The Cambridge University Dictionary defines the domino effect as a situation in which one event causes a series of related events, one following the other. Though one can find domino effects in all walks of life, perhaps the most painful could be when it happens in an economy.
Laurence Douglas Fink, or Larry Fink as he is popularly known, the chairman and CEO of Blackrock, the multinational investment company, believes the recent collapse of three regional banks in the US is part of one such domino effect being observed in the economy.
Since the 2008 financial crisis, most major markets in the world have seen easy money being available to borrowers, which led to inflation shooting higher than the historical average. Now, to tame this inflation, central banks have been forced to raise interest rates at an accelerated pace.
“The Federal Reserve in the past year has raised rates nearly 500 basis points,” said Fink, in his letter to shareholders. “This is one price we’re already paying for years of easy money—and was the first domino to drop.”
There have been several fallouts of the sharp rise in interest rates. Equities have tumbled, mortgage loans have become expensive and the most recent outcome was the collapse of the three large regional banks in the US, the biggest such event since 2008.
The second domino
Silicon Valley Bank (SVB), which was preferred by startups to park fund, saw a run following the disclosure that it had to raise a large sum of money to survive in the wake of bad choices it made while investing money—a classic asset-liability mismatch, according to Fink.

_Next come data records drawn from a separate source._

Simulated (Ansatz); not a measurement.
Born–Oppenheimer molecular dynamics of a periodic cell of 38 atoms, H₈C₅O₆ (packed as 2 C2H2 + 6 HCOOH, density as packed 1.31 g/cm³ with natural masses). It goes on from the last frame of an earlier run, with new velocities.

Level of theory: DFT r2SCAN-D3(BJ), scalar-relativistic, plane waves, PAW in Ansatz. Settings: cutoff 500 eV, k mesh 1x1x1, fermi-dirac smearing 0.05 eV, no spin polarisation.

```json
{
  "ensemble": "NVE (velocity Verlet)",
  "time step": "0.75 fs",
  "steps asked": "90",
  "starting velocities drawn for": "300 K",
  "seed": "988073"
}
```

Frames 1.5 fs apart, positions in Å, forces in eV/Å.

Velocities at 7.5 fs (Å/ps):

Also read: A blow-by-blow account of how and why SVB collapsed
Banks usually assume that not all depositors will withdraw their money at the same time. Hence, they don’t keep all of the depositors’ money in their reserves. In normal times, it is a pretty safe assumption. However, these are not normal times. In the case of SVB, customers started withdrawing their deposits beyond what the bank could pay using its cash reserves, also known as a run on the bank.
This was followed by two smaller banks that failed in the past week as well— Silvergate Capital Corp and Signature Bank, inducing the fear that this was the start of a rerun of 2008 (which, as is known, started with the collapse of another banking entity).
“It’s too early to know how widespread the damage is,” said Fink. “The regulatory response has so far been swift, and decisive actions have helped stave off contagion risks. But markets remain on edge. Will asset-liability mismatches be the second domino to fall?”
The answer to Fink’s question is in posterity. But the past shows that monetary tightening has more often than not exposed cracks in the financial system, said the top honcho at the largest institutional investor in the world.
He cited the example of the savings and loan (S&L) crisis that unfolded throughout the 1980s and early 1990s, or the bankruptcy of Orange County, California, in 1994—both of which were the result of the US Fed’s aggressive rate hikes.
“We don’t know yet whether the consequences of easy money and regulatory changes will cascade throughout the US regional banking sector (akin to the S&L Crisis) with more seizures and shutdowns coming,” said Fink, adding that it does seem inevitable that some banks will now need to pull back on lending to shore up their balance sheets, and that we’re likely to see stricter capital standards for banks.
The third domino?
The cascading effect of the two dominoes falling will be huge, according to Fink. He believes the third domino to fall will be liquidity mismatches, referring to those investors who have used borrowings to fund illiquid investments.
“Years of lower rates had the effect of driving some asset owners to increase their commitments to illiquid investments—trading lower liquidity for higher returns,” said Fink. “There’s a risk now of a liquidity mismatch for these asset owners, especially those with leveraged portfolios.”